Sky investor demands transparency over Fox bid
Another City shareholder has called on Sky's independent directors to explain why they have backed a takeover by Rupert Murdoch's 21st Century Fox.
Last Friday, the US media giant said it would offer £10.75 a share for the 61% share of Sky that it does not yet own.
The independent directors of both companies have reached a provisional agreement on this price.
But Richard Marwood of Royal London Asset Management has demanded more information.
"Those independent directors have taken advice, and we think that they should share that with shareholders, to actually allow the rest of us to see [if] £10.75 is the right price, so we are all acting from the same information," he told BBC Radio 4's Today programme.
As it is part of the FTSE 100, the shares in Sky that 21st Century Fox wants to buy are owned by dozens of City investment firms.
The shares were trading at 982p on Wednesday amid growing calls for any bid to be referred by the government to the media regulator, Ofcom.
Royal London is only the 68th largest investor in Sky with a stake of just 2.4 million shares, amounting to 0.14% of the total.
However, Royal London's comments add to a growing outcry from some shareholders that Sky's directors should explain their thinking and hold out for a higher price.
Standard Life and Jupiter Asset Management have already questioned the supposed independence of the Sky board, pointing out that Rupert Murdoch's son James is both chairman of Sky and chief executive of Fox.
Chase Carey, a former chief executive of Fox Television and co-chief operating officer of Rupert Murdoch's newspaper group, News Corporation, is also on the Sky board.
Another non-executive director at Sky, John Nallen, is also the chief financial officer of 21st Century Fox.
Mr Marwood of Royal London said there were "a few question marks" about the corporate governance of Sky.

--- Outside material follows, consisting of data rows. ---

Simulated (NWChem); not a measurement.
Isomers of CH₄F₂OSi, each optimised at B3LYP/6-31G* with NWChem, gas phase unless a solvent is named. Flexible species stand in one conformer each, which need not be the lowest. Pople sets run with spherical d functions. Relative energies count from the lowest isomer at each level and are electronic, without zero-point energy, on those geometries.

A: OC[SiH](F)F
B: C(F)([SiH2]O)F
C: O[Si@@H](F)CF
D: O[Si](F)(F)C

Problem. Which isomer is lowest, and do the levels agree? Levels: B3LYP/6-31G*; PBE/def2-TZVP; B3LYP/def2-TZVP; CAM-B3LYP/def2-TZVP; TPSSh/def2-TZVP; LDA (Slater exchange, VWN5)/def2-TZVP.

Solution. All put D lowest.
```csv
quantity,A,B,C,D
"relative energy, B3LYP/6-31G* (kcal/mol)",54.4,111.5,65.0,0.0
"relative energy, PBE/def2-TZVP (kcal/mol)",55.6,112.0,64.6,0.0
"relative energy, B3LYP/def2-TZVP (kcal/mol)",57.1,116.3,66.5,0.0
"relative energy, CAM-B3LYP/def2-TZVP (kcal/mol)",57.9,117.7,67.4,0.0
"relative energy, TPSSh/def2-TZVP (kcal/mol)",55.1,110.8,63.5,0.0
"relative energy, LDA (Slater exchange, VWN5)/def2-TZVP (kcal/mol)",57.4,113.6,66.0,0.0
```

"We had concerns when he [James Murdoch] was appointed to be the chairman of Sky, just for this situation," he said.
"We felt if there were ever to be a bid, there would be a conflict, and our fears have been realised with what's happened."
Mr Marwood added: "To some extent, Sky have tried to allay the fears of investors by having these independent directors opining on the bid. But I think more transparency to give us some confidence that there is some independence there would be very good."